Simon Maidment is standing at one end of a boardroom table covered with a model version of NGV International’s galleries. He’s pensive. In front of him lie the fruits of four years of work, in corflute form: a miniature spread of the supersized exhibition that will open on December 15. Polypropylene walls are blu-tacked so that the model is somewhat modular, but what we’re looking at is probably the final layout.
In one ‘gallery’, a tiny plastic figurine gazes at petite paper versions of artworks glued to the walls; in another, silver cardboard reflects a floor-afixed print-out of sworling forms that looks like a galaxy. A behemoth Buddha, supine in slumber, presides over the NGV forecourt. Blu-tacked laminate labels with names of artists are affixed to gallery walls: Yayoi Kusama; TeamLab; Reko Rennie; Candice Breitz; Xu Zhen.
Many of the artists and artworks in the NGV Triennial were chosen by Maidment, NGV’s senior curator of contemporary art, but that’s really just the beginning of his job. For some of the new works (20 were commissioned from artists by the NGV for the Triennial) Maidment and his team take a hands-on ‘producer’ role. For example, Maidment invited Brazilian designers Fernando and Humberto Campana (Estudio Campana) to work with Northern Territory collective Yarrenyty Arltere Artists, and then brokered their relationship with both the project manager – Australian designer Elliat Rich – and Indigenous manufacturing outfit Centre for Appropriate Technology. The result is an embroidered dome-like structure, titled ‘Victoria Amazonica’. “We’ve essentially project-managed that work from the ground up,” Maidment says.
Even for existing works, the curator’s role can be integral. One of Maidment’s early picks, German artist Josephine Meckseper, was initially slated to present one of her vitrine pieces, which had been recently acquired by the NGV, but has ended up devising a whole-of-room installation of complementary elements – including a patterned perspex floor, a mirrored wall, and a new narrative video work – after ongoing dialogue with the curator. “In some cases, you’re looking at ways in which the artwork can be sort of extended or extrapolated upon,” says Maidment.
The next step for the curator is working out how, where and alongside what to present each piece in the exhibition (working in tandem with the NGV exhibition design team). “It’s a big show with some big ideas, and some really significant makers. The challenge is to give a bit of breathing space to each of the works.”
The ultimate ‘finesse’ is the creation of an ‘experience’ (or in the case of a large exhibition like the Triennial, a series of experiences) that audiences will not only find moving, stimulating and enjoyable, but will return for – often several times over the exhibition’s four-month duration.
Truth be told: the NGV Triennial will be too big to absorb in one visit. Bearing this in mind, Maidment has organised ‘zones’ of experience, each of which offers a choreographed promenade through one gallery to the next – ideally never too overwhelmed, or conversely, bored.

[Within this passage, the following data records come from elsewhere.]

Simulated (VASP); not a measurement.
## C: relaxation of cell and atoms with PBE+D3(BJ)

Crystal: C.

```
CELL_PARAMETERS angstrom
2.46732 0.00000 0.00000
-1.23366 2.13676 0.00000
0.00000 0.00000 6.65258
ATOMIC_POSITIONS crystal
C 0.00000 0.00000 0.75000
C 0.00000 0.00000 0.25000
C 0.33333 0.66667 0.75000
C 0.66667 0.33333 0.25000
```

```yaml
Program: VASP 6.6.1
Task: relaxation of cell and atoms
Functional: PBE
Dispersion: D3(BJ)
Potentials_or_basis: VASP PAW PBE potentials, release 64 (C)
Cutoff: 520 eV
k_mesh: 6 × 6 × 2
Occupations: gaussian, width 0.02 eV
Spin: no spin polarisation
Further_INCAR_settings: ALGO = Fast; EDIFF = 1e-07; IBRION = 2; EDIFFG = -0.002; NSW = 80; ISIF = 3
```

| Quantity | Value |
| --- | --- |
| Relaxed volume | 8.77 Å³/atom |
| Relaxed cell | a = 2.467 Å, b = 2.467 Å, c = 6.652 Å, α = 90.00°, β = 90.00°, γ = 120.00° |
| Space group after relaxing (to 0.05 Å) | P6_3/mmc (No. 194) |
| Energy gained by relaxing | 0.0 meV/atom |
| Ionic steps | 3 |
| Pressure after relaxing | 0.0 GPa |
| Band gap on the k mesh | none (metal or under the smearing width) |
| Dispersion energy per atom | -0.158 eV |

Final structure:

Pointing to the ground-floor temporary exhibition galleries (where Dior is currently in exhibition, and before that Van Gogh), which is themed around ‘the body’, Maidment says, “Really it’s thinking about, well, if someone comes to this part of the show, what is the series of experiences they’re going to have? And making those in some way coherent, or an interesting interplay. A lot of my job is to do with choreographing that experience.”